Monday, February 15, 2021

Gal. 3:6-11; Acts 16:1-3, The Offence of the Cross

And finally, the last thing that happens when we seek to grow by law-keeping:

7.    5:11: the offense of the cross has ceased.  The offence or stumbling block of the cross exists in that the cross is against man’s pride and ambition, for man does not like to think that he needs salvation or that he cannot work for it (Vos, Everyman’s Bible Commentary).  Paul was regularly criticized for his “gospel of the grace of God.”  Why not say, ‘Let us do evil that good may come’? – as we are slanderously reported and as some affirm that we say.  Their condemnation is just (Rom. 3:8).  When you tell someone they cannot earn justification before God by doing their best, the assumption is that what you do doesn’t matter at all: “You can just do what you want because, after all, it’s all of God’s grace.”  That, of course, is not true.  The point is that the ONLY way you can live the Christian life is by the principle of grace and by the power of the Holy Spirit. 

a.     Verse 11 indicates that someone was telling the Galatian believers that even Paul believed in the necessity of circumcision.  Why would they think that?  You may remember that when Timothy joined the team (Ac. 16:1-3), Paul had Timothy circumcised.  But the reason was not because Paul thought it necessary to the Christian life.  He did this because of love for people.  He did not want any unnecessary stumbling blocks to keep Jews from coming to Christ.  This principle is in 1 Cor. 9:20: To those that are under the law I become like one under the law (though I myself am not under the law) so as to win those under the law.  Paul said in Gal. 3:6: In Christ Jesus neither circumcision nor uncircumcision avails anything (cf. Gal. 6:15).  In a trip to Jerusalem, he had pointed out that not even Titus who was with me, being a Greek, was compelled to be circumcised (Gal. 2:3).

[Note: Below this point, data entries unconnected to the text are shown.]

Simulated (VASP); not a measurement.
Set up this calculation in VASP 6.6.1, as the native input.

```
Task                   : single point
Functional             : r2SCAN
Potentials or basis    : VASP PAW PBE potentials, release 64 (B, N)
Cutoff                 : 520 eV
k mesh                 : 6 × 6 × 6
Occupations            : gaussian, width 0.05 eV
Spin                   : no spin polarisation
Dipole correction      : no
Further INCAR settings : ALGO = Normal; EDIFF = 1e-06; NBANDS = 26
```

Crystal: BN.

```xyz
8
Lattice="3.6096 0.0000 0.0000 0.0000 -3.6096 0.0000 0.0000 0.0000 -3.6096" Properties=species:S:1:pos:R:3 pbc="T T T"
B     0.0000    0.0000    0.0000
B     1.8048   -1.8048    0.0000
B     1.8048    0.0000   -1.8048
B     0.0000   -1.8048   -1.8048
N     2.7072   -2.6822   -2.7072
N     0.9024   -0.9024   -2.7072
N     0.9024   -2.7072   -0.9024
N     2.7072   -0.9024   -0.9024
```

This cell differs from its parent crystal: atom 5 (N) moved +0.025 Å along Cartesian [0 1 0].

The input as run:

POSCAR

b.    Now what we just said is that Paul wanted no unnecessary stumbling blocks.  What this passage says is that the gospel of the grace of God (the message of the cross) involves a necessary stumbling block.  In 1 Cor. 1:23 Paul said: We preach Christ crucified, to the Jews a stumbling block and to the Greeks foolishness.  Greeks resist the gospel because it makes no sense; to them coming to God always requires work.  Jews stumble at the thought of the Messiah dying, even though they know the OT predicted a suffering Savior.  During our times in Israel we learned that both Jews and Muslims resisted this.  However, there is no good news without the cross.  Therefore, it is an offence that cannot be removed.  In many churches today we see, it seems, the attempt to remove this stumbling block by making the gospel more pleasant.  Some deny propitiation, the idea that Jesus took the wrath of His Father, in our place, on the cross.  But without propitiation there is no good news!  We need to be like Paul and actually boast in the cross (Gal. 6:14).